Forests are inherently diverse ecosystems, as conditions found within them are ideal for supporting symbiotic ecological relationships. This is especially so in the Philippines, where the tropical climate allows forests to receive, absorb, and redistribute rainwater to support life not only within themselves, but also to other nearby and adjacent ecosystems where the water reserves are released.
Primarily, forests serve as the country’s most important source of water, thus allowing all other forms of natural resources to flourish and become productive. Forest ecosystems naturally provide clean air and food in the process. In addition, these resources also contribute through power (electricity) generation, and by providing protection as a raw material for houses and other forms of shelter. They also offer indirect benefits, such as by functioning as buffer zones from storms and prevention of soil erosion. Forests support human livelihood, although proper management and conscious conservation efforts are emphatically required in this sense.
Unfortunately, forests are heavily prone to abuse and exploitation. Over the last century, human populations consumed and altered forest landscapes in favor of agricultural development and urbanization. It is estimated that from having 70% forest cover at the start of the 1900s, only about 24% remain, based on 2001-03 satellite imagery, according to the DENR’s Forest Management Bureau. Meanwhile, according to the Philippine Tropical Forest Conservation Foundation, “deforestation continues at an average of 100,000 hectares per year or 273 hectares per day.”

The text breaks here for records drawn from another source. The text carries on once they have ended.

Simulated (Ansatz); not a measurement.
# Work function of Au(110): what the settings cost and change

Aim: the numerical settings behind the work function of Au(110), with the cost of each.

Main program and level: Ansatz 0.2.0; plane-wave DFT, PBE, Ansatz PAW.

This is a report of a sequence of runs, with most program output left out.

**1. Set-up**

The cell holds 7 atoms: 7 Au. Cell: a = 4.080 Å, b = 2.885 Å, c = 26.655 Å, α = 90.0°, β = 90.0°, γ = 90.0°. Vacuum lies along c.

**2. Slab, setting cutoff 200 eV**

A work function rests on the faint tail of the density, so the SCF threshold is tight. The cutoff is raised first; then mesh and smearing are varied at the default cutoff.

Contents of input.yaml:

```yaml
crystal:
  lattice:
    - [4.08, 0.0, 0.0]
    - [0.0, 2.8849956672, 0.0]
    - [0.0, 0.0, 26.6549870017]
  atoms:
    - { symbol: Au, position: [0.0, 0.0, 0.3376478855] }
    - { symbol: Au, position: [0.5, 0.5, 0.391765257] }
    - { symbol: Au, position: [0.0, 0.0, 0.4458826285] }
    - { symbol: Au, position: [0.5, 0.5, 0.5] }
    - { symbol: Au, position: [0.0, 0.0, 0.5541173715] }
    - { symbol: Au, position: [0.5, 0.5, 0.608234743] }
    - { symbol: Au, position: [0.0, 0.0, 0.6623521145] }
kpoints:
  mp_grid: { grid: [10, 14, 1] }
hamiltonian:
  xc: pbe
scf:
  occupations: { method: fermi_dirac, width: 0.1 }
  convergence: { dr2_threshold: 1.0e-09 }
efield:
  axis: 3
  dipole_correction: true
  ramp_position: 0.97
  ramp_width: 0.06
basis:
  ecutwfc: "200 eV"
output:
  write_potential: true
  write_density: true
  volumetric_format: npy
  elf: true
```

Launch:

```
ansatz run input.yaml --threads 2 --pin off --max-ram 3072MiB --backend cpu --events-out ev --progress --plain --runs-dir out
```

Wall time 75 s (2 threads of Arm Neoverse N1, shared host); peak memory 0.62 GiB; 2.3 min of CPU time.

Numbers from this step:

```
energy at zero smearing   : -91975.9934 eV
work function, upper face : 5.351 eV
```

The problem of forest degradation and destruction continues due to the prevalence of logging practices both legal and otherwise, mining, and land conversion. This, despite more proactive measures being undertaken to restore them at present. While initiatives such as the DENR’s National Greening Program are in place and already being executed, forests still suffer due to generally poor state-level policy-making that support activities such as logging and mining for commercial gain.